Afghanistan: Bin Laden and the Taliban

The Bush Administration can not ignore the overwhelming need for
response, both for domestic considerations and to assure its
international credibility as the sole superpower.  Coercive capacity
and political will constitute the first components of the effective
leadership necessary for systemic stability.  As new evidence confirm
the hypothesis of an attack masterminded by the shadowy Saudi figure
Ousama Bin Laden, purported to have engineered the attacks directed
against the U.S. embassies in Kenya and Tanzania, as well as against
the naval destroyer the U.S.S. Cole while at dock in Yemen, the
details of the crisis and the nature of the enemy are becoming
clearer.  The focus on Bin Laden now threatens the fragile Islamic
government of the "Taliban", ruling three-quarters of Afghanistan, now
under pressure for its long standing support and hosting of Bin Laden.
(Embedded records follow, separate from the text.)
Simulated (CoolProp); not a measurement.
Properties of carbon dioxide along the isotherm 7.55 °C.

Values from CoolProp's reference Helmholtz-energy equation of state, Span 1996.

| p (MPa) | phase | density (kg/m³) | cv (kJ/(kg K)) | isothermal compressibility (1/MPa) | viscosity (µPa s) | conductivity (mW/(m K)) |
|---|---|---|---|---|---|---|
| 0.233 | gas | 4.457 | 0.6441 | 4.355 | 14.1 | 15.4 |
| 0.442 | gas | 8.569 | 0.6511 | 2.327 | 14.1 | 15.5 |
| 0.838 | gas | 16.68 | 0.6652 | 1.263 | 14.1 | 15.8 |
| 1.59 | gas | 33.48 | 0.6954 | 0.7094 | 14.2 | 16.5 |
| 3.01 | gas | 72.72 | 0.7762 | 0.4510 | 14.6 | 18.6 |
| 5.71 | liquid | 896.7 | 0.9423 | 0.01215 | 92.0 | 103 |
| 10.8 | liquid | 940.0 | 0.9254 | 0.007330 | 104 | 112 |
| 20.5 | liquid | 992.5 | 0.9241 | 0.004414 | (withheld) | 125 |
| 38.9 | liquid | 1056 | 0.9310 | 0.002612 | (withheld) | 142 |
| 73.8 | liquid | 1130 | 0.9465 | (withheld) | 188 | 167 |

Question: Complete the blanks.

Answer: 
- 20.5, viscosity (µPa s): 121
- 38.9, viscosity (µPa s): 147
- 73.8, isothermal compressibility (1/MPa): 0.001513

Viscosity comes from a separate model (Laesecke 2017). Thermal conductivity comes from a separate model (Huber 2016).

Opposed by Iran, Russia and the West, the Taliban is neither truly a
government nor Islamic.  Even Iran sees their primitive and
ultra-fundamentalist interpretation of Islam as too radical, and their
tribal-based governance is at best a system of clans and militia
controlling divergent counties and regions.  The Taliban remain locked
in a long military struggle by a rebel coalition, the "Northern
Alliance," that enjoys the backing of Russia, Iran and China.  The
sole source of support for the Taliban comes from the military
dictatorship of Pakistan, making that country extremely vulnerable to
U.S. pressure as well.  In fact, it was the Pakistani military
intelligence services, with the help of the CIA, that mobilized the
Taliban movement and directed its march on Afghanistan from bases
along the Pakistani border during the internal conflict among the
various rebel groups after the withdrawal of the Soviet Union from
their ill-fated invasion attempt of the country.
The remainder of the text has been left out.